The project I am currently focusing on is centred around a set of love letters that document a broken relationship I found concealed in some books in a charity shop. Considering the unique nature of this material, researching the Museum of Broken Relationships, a collection of personal artefacts coming from relationships that have fallen apart, feels relevant, as the material I am working with is similar to the materials stored in the museum.

The Museum of Broken Relationships sits between being a museum and an artwork. A collection of heartbreak memorabilia catalogued and displayed as a way for the artists who organised it, the donors of the artefacts and the general public to process their own heartbreak, an emotion that is rarely dealt with in a public forum.
One exhibit shown in the museum is a blinking red collar light, stored in a room titled “Resonance of Grief”. In a heartbreaking, emotionally intense description, the donor says, “My former partner took her own life a little over a year after we split up. Alone, in a hotel room. In a strange town. I am still alive, but… PS Please hang it blinking if you use it – it reminds me of a heartbeat. The battery can be replaced”.
Mary Hammond describes the collar: “After reading the personal story accompanying the object, the otherwise innocuous blinking light took on a new meaning, and I could feel the rhythm of it like a heartbeat now blinking on into eternity as a reminder of the lost life it represented … The object itself became re-filled with meaning and its material presence affected me with each flash of light. This affective potential is what makes the Museum of Broken Relationships unique among museums, even as it follows some conventional museum practices.” Here, Hammond describes an artefact that contains personal history being recontextualised through its placement in the museum. The intense emotions are captured, memorialised by an anonymous, vulnerable piece of writing, as well as the permanence of being a part of the museum’s collection.
The term “affective potential” is interesting to my own practice, it suggests that an artefact can contain within it the potential to be moving for a person. Perhaps it suggests that the affective response can vary depending on the person, but it could also suggest that the affective response can depend on the variation of how an artefact is recontextualised.
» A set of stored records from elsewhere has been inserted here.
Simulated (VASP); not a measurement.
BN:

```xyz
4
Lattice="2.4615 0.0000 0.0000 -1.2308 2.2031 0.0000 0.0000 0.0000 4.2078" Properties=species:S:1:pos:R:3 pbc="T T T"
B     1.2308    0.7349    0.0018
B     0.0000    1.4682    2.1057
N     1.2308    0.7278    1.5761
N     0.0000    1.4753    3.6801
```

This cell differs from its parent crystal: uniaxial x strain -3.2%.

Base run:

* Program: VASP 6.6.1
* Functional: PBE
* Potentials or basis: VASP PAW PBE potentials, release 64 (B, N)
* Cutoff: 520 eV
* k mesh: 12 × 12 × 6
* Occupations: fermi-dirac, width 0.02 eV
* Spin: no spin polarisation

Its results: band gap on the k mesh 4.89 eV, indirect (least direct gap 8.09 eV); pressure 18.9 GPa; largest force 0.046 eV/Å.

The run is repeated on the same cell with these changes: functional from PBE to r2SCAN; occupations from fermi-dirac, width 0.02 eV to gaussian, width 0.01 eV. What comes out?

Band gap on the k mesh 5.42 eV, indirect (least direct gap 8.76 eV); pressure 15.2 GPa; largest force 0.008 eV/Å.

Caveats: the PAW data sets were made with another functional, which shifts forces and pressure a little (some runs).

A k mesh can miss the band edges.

There are some separations in how I will be presenting artefacts of personal history and how the museum presents such items. The museum presents donated artefacts, whereas I will be presenting a found artefact; the question of ethics surrounding privacy comes into play here. Another difference is that most of the artefacts in the museum are preserved as they are, recontextualised through text, and their being part of the museum’s collection, I will be recontextualising my source material through the sonic and it being part of an exhibition.
Hammond, M.E., 2024. “Love in the Trenches”: Intimacy and Identification at the Museum of Broken Relationships (Doctoral dissertation, The University of North Carolina at Chapel Hill).